Russia banks on foreign carmakers' interest
Russia, widely forecast to become Europe's largest car market, has been taking steps to bolster expectations.
After launching a scrappage scheme a year ago helped the market to grow 30% in 2010, the government offered new tax breaks to attract significant foreign investment from carmakers.
Ford and Volkswagen were among the global carmakers who responded with commitments to produce at least 300,000 cars per year in Russia - either on their own or in partnership with local players.
In return, the foreign carmakers would be allowed duty free import of components.
Ford decided to form a joint venture with Russian company Sollers and Volkswagen teamed with Russia's Gaz.
While Avtovaz, the Russian Lada-maker, partnered with one of its major shareholders, the Renault-Nissan alliance.
Fiat, which is an alliance partner with Chrysler, and General Motors are also looking into how they could meet the manufacturing criteria to qualify for new tax incentives.
"Russia possesses significant potential as a car market, partly due to its sizeable population [over 140 million people] and relatively low level of car ownership - less than 300 cars per thousand adults compared to 600 in the case of Germany," says Carol Thomas, Central and Eastern European analyst at JD Power Automotive Forecasting.
Also, she says, there is another advantage: Russia is geographically relatively close to Western Europe compared with the other Bric countries, Brazil, India and China.
In 2009, at the height of the crisis, car sales in Russia halved to less than 1.4m units.
The scrappage scheme, introduced in March last year, has allowed people to get 50,000 rouble ($1,756, £1,084) vouchers for at least 10-year old cars to be spent on buying new Russian-built cars.
Some 400,000 vouchers were issued in 2010, helping the market grow to more than 1.9m cars.
Avtovaz, Russia's largest carmaker, has been by far the biggest winner from the scrappage scheme.
"The scheme has been a success, but in reality it was a programme to help Avtovaz," says Oleg Datskiv, head of the Russian motoring website auto-dealer.ru.
But he believes that as the state would have to help Avtovaz anyway, it was better to give this money to people, providing them with a choice of which car to buy.
Also, foreign carmakers working in Russia benefited from the scheme.
"It has enabled the new car market to pick up earlier than it would have done, attracting attention to the market," says Ms Thomas.
She sees nothing unusual in the fact that most cars sold under the scheme were Avtovaz's old and cheap models.
"Scrappage schemes have always tended to favour cheaper cars, because the per cent discount is greater," says Ms Thomas.
The future of the Ladas
For 2011, Russia's Ministry of industry and Trade forecast a 15% growth to 2.2m cars and light commercial vehicles - firmly on track to soon reach the 2008 level of almost 3m units.
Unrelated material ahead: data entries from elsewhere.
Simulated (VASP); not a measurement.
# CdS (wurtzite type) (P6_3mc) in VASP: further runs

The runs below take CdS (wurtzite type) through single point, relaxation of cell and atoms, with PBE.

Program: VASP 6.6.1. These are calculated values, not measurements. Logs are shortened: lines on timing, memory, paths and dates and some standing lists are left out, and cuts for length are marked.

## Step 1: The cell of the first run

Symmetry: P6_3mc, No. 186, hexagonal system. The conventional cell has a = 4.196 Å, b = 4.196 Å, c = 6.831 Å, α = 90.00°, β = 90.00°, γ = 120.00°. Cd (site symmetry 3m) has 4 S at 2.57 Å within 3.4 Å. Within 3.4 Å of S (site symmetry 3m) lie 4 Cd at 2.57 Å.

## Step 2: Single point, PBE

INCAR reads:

But Mr Datskiv warns that while the potential for the Russian car market's growth is huge, the risk of a new slump in the energy-dependent economy is also present.
The situation greatly depends on the authorities maintaining stable business environment and on the situation in the global economy, such as the prices of energy resources, Mr Datskiv says.
"If oil prices fall, we will have nothing again," he adds.
But will the latest government's move to attract much more foreign investment into the car industry mean the death of the Ladas by turning the country into a big assembly plant for foreign cars?
"As part of its partnership with Renault-Nissan, Lada will be much better placed to face the future than it would have been alone, particularly if as expected Russia joins the World Trade Organisation, which means that eventually import duties will come down from their current prohibitive levels of 30% on imported cars," says Ms Thomas.
Mr Datskiv also points out that before the crisis, Avtovaz was struggling to sell its already-manufactured cars and was partly helped by the fact that there were long waiting times to buy Russian-made foreign cars.
Ford, GM, Nissan and others opened assembly plants in Russia in the 2000s, but as the market collapsed they never ramped up production.
By sharply increasing the lower limit of production volumes required to qualify for tax breaks from 25,000 to 300,000 per year, the Russian government clearly decided to bank on some very serious foreign players ready to commit to more ambitious investment plans in Russia.
Judging by the reaction of foreign carmakers, the Kremlin was right.
"The Volkswagen Group is very interested in further developing the Russian market's potential," said Marcus Osegowitsch, head of Volkswagen Group Rus, after deciding to team with Gaz.
In turn, Sergio Marchionne, head of Fiat, said that his company was looking for a partner in Russia and "if necessary, Fiat will do it alone".
He also said that Europe was a "stagnant market".
But while there is a consensus that Russia could soon overtake Germany as the largest car market in Europe, some experts believe that it might be wrong to compare Russia to European countries with much smaller populations.
"Russia should be compared with the US, Canada and other similar countries, and we are way behind them," says Mr Datskiv.
Ms Thomas also points out that in volume terms, Russia's car market is currently smaller than all three of the other Bric countries, especially China with its close to 12m cars produced in 2010.
"Russia's population is also quite a bit smaller than Brazil's and significantly smaller than China's and India's, and on the basis of current economic growth projections, it is unlikely to become more important in volume terms than the other Brics," says the expert.
Nevertheless, the Russian car market is set to continue growing, albeit not as fast as last year.
And as a result of the latest government's tax break drive, many more locally made foreign cars could start running on Russian roads fairly soon.